Street directions are quite important, they are significant in order to get to places on time so that we won’t miss a movie, or a date, they’re important especially if you’re hungry and you want to get to the burritos place soon.
So what happens when you suddenly find yourself traveling to Costa Rica?
The first suspicion came up when I needed to pay for my hotel and the sales representative goes like:
“Please send your payment amount to the following bank: HSBC, 15 N Subaru Autos, San José – Costa Rica”
After a few seconds I asked the person:
“Excuse me, just a question… What does the N stand for in the address?”
“N is ‘next to’, our bank branch is located next to the Subaru Cars Distributor”
When traveling to a new place for many people can be a challenging experience even for the most experienced travelers. Where for many places the language barrier is one of the most typical brick-walls you can find, in Costa Rica you’ll find a complete different mindset when it comes to giving directions. According to the maps I carefully looked at, when you see street numbers that are clearly marked, such as Calle 15 or Calle 3, this doesn’t necessarily mean that they are likewise clearly displayed on the streets.

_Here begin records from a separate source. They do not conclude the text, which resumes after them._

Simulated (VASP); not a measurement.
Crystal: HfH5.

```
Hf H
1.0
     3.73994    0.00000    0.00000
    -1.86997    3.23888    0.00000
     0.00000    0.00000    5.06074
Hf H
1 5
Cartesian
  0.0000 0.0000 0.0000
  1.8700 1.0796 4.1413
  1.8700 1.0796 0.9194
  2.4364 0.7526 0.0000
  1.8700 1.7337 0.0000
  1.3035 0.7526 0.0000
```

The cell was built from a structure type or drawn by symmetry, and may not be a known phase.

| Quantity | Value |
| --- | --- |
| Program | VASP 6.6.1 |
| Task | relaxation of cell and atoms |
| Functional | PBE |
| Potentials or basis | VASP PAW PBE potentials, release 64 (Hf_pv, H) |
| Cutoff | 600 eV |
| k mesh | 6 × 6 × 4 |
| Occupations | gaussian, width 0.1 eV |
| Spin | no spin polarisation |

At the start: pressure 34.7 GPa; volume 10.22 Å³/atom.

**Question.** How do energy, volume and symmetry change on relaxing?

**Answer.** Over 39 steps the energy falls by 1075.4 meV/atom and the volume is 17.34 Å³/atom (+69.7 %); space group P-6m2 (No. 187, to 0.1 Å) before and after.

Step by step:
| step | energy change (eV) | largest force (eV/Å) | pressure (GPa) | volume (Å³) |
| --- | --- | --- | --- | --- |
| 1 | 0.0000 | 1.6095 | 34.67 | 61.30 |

And this makes perfectly sense! While my bank transaction had to be addressed to Calle 15, it needs to put as reference the Subaru Cars Distributor.
When it came to pick the hotel, the issue became even more intriguing and peculiar.
The Hotel that my colleagues and I chose is Hotel Jade, and this is the direction indications to reach the place:
|• 25 km from International Juan Santamaria Airport – Approximately 30 min. by car|
|• 5 min walking from downtown San Jose|
|• Located in an upscale quiet neighborhood|
|• 1 min walking dist. from “San Pedro Mall”|
250 mts. North of Autos Subarú, Barrio Dent Los Yoses, San Pedro, San José, Costa Rica
So, travel and driving directions in Costa Rica can be confusing and hilariously fun. Many foreigners are accustomed to road names and road signs, which in this case are all but non-existent.
As I came to learn, Tico (colloquial term used to refer to Costa Ricans) cultural tradition is to think of roads and streets as a pathway to a Final Destination, whose directions are explained with reference to a distance from a milestone.
My team and I are one week from the mission trip, good luck to us!